The Punjab government blames the slow growth on tax concessions in neighboring Himachal Pradesh and Haryana's proximity to Delhi.
Punjab's agriculture and industry are stagnating. The 5.32 per cent rate of growth (advance estimates) of the gross state domestic product in 2014-15 was lower than the 7.2 per cent pace of growth of the national gross domestic product.
Manufacturing growth slid precipitously from 24.32 per cent in 2006-07 to 2.26 per cent in 2014-15. And farm output in the state that ushered in India's green revolution declined 2.36 per cent in 2014-15.
Punjab's agriculture is caught in a cycle of sagging soil fertility, lack of techniques to save crops in inclement weather and diversion of land for purposes other than agriculture.

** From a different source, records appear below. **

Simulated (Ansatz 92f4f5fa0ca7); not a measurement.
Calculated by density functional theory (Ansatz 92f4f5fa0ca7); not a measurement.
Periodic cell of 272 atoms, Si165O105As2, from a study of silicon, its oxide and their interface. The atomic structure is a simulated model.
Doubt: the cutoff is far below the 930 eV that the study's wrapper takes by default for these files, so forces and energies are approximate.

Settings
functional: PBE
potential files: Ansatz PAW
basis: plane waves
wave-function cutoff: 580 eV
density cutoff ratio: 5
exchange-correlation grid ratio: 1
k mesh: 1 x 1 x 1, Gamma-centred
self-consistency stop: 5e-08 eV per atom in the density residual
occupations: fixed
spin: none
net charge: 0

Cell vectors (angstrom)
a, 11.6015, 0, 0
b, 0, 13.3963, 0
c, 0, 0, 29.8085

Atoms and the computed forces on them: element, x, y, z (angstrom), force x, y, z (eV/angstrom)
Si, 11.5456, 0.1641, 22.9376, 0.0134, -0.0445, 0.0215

The marginal acceleration of the state's services sector from 8.69 per cent growth in 2006-07 to 9.58 per cent in 2014-15 does not compensate for the losses in agriculture and industry.
The Economic and Statistical Organisation of Punjab aggregates the annual average growth (advance estimates) of Punjab at 5.35 per cent in 2014-15, which is a huge drop from 10.18 per cent in 2006-07.
The Punjab government blames the slow growth on tax concessions in neighboring Himachal Pradesh and Haryana's proximity to Delhi.
But it has no reasons for the drastic fall in farm growth or rising farmers' debt, which has turned Punjab into the suicide capital of the north.
According to the Punjab Farmers' Commission, a body appointed by the state government, 2,000 farmers in the state commit suicide every year despite it contributing the most to the food security of the nation.
Punjab procures about a third of the wheat and rice for the central pool, which amounts to an annual average 14 million tonnes of wheat and 13 million tonnes of paddy for the public distribution system.
Punjab's growth engines sputter The Statistical Abstracts of Punjab list 17,167 registered working factories with 59,2927 workers in 2009 and 17,825 factories with 64,6033 workers in 2013.
The addition of 658 factories in five years incorporates the conversion of non-registered factories, especially hosiery units in Ludhiana. The actual number of new factories in the state is likely to be lower.
Per capita investment in the state was Rs 41,003 in 2008-09 and rose to Rs 49,529 in 2013-14. In Haryana, by contrast, per capita investment increased from Rs 49,780 in 2008-09 to Rs 67,260 in 2013-14.
Punjab's Industries Minister Madan Mohan Mittal admits 193 industrial units shut down in the state between April 2007 and July 2015 and 168 of these were in Mandi Gobindgarh, a steel producing city.
Textile units, particularly spinning mills, are also on the verge of closure due to the high value-added tax and power tariffs. In the last three months Jindal Cotex, Oswal Ginning and Weaving Mills and KSM Industries have shut their Punjab operations.
More plan to follow. Other textile plants are now shut once a week and the break affects the efficiency of the spinning machines.
The high cost of electricity at about Rs 8 per unit is the main cause of the industrial slump.
Incentives offered by Gujarat and Madhya Pradesh have affected Punjab because these states are closer to ports and have cheaper land and labour.
The state's textile giants like the Vardhman Group, SEL Manufacturing and Trident have scaled down operations in Punjab while expanding in Madhya Pradesh.
Fresh investments by ITC, Cargill, Infosys, and Mahindra & Mahindra have made some inroads, but the state needs much more to make up for the losses of the past seven years.